# La Pavoni First Pull Weak



## Skydxb (Oct 5, 2018)

Hello. I purchased a La Pavoni Professional about 6 months ago. I usually use it twice a day and have been very happy with it, but lately the first shot I pour is weak with no pressure required to pull the lever.

I use the double basket. I've played with the grind size... my grinder is a Mazzer Mini. I typically use 18g of coffee and pull 35 g of espresso. The first shot starts to pour just from the pre-infusion. Then when I introduce the water, it begins to pour before pulling the lever. The second shot however, always pours perfectly.

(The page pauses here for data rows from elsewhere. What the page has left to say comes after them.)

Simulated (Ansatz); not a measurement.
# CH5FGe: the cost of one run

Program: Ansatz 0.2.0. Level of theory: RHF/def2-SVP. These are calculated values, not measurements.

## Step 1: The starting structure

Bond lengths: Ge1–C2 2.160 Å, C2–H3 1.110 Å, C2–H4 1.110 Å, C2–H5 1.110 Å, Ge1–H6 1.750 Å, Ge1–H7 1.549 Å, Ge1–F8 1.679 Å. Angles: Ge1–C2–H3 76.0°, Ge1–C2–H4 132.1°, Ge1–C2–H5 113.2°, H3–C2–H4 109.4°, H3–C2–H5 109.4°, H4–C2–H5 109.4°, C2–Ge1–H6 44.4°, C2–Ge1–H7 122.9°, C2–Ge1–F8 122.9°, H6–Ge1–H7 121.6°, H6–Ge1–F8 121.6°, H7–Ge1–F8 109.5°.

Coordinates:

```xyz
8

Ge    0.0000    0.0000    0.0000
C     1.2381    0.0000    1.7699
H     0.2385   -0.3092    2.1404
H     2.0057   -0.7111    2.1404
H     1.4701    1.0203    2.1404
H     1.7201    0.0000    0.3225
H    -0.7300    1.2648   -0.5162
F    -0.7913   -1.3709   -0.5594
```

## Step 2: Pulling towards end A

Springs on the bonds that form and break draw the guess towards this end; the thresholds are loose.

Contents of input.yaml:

Do I need to pre-heat the group head more?


----------



## MediumRoastSteam (Jul 7, 2015)

Skydxb said:


> Hello. I purchased a La Pavoni Professional about 6 months ago. I usually use it twice a day and have been very happy with it, but lately the first shot I pour is weak with no pressure required to pull the lever.
> 
> I use the double basket. I've played with the grind size... my grinder is a Mazzer Mini. I typically use 18g of coffee and pull 35 g of espresso. The first shot starts to pour just from the pre-infusion. Then when I introduce the water, it begins to pour before pulling the lever. The second shot however, always pours perfectly.
> 
> Do I need to pre-heat the group head more?


No. Most likely you have retention of stale grinds in the grinder chute.

As a test, to rule out that's the machine, grind your first 18g as usual and discard. Then grind another 18g dose and make a coffee with the Pavoni. Report back.

Ps: welcome to the forum.


----------



## Nopapercup (Nov 6, 2016)

Have you changed your coffee recently? Try reducing to 17g as you could be over loading the basket then dial in.


----------



## Rhys (Dec 21, 2014)

18g is a lot for a la Pavoni, considering an Italian double is 14g and a single 7g. I used to dose around 15g to 16g in my post millennium as it has s slightly larger basket than the pre-millennium.


----------



## MediumRoastSteam (Jul 7, 2015)

Same here. I dose 15g on mine. I think it's physically impossible to fit 18g.


----------



## Rob1 (Apr 9, 2015)

The max I could cram in was 16g.


----------



## dimoutsa (May 26, 2017)

Have to agree with the people above, max I've ever put in my millennium europiccola is 16g with certain coffees only.


----------



## dimoutsa (May 26, 2017)

Come to think of it, cause I haven't used my Pavoni for a couple of months since getting my new machine, I always had differences between the first and the second shot but not as radical as you describe them and the explanation for retention fits in I think. I paired it with a Mazzer SJ so it should be similar to your mini somewhat.


----------



## Skydxb (Oct 5, 2018)

Thanks for the suggestions. I'll check for grinder retention... that does make sense as the problem started shortly after switching to the Mazzer Mini from a Baratza.

I haven't weighed the grinds I'm putting in the basket, only before I put them in the grinder. Maybe, I'm losing 2 grams or so in grind retention. Thanks for the suggestions.


----------